A tree data structure and associated algorithms have been created that provide the following functionality and performance properties:
Function | Time Complexity (allows duplicate keys) |
Time Complexity (no duplicate keys) |
Comment | |
---|---|---|---|---|
1 | Insert an object with a key string into a container. |
O(1) | O(log n) | n is the number of objects stored in the container. |
2 | Determine whether an object is in a container based on some key string for the object. |
O(1) | O(log n) | |
3 | Retrieve an object from a container based on some key string. |
O(1) | O(log n) | |
4 | Determine how many of an object with the same key exist in a container. |
O(1) | Does not apply if duplicate keys are not allowed. | |
5 | Write the objects from a container into an array in sorted order based on their keys. |
O(n) | O(n log n) | |
The storage space required for the objects is O(n). Combining the above functions 1 and 5 gives an O(n) sort algorithm for objects with bounded-length keys (e.g. people sorted by social security number). This algorithm has been implemented and tested, with test results corroborating the O(n) complexity from analysis.
The better-performing duplicates-allowed functions may be used with fixed field key relational databases if some external mechanism is used to preclude duplicate keys (such as using serial numbers for keys as is a common practice in many implementations).
Many practical applications have a fixed key length, such as the 9-digit social security number (SSN), name string (last + first + middle), or other property of the stored object. If, as in a relational database, duplicate keys are not allowed, the fixed key length puts an upper limit on storage capacity that is not usually reached in practice.

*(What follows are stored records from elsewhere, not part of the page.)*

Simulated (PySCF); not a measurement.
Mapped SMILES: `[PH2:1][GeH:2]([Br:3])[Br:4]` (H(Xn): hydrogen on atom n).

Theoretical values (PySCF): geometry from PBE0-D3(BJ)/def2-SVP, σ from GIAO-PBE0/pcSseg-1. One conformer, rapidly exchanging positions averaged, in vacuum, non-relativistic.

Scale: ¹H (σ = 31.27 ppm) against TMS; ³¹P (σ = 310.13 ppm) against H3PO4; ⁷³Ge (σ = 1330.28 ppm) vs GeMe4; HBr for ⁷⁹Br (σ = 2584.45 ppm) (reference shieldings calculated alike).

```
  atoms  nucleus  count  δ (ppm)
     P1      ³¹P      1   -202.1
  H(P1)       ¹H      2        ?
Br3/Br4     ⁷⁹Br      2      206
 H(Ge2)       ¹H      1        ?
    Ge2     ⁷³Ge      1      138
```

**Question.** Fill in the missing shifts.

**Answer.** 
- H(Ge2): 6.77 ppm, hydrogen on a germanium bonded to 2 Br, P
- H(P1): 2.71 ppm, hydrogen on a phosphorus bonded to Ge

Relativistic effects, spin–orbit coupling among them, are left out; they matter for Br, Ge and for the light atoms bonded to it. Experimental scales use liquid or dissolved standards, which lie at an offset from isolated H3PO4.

In such practical applications, a string tree as described here can provide keyed storage of data objects with the depth of the tree equal to the length of the largest key. This constant bound on the depth of the tree allows the implementation of a linear sort function, as described and demonstrated below. Moreover, the sort algorithms described here are stable, that is, they preserve the initial order of items with equal keys [5].
Other known O(n) sorting algorithms such as counting sort, radix sort, and bucket sort [2], impose restrictions on the sorted objects. For example, bucket sort requires both that the numbers to be sorted to be within a predetermined range and that there be no duplicates [1]. The O(n) sort described here imposes no such restrictions. However, as n grows without bound, duplicates will be encountered when the key word length is less than log n.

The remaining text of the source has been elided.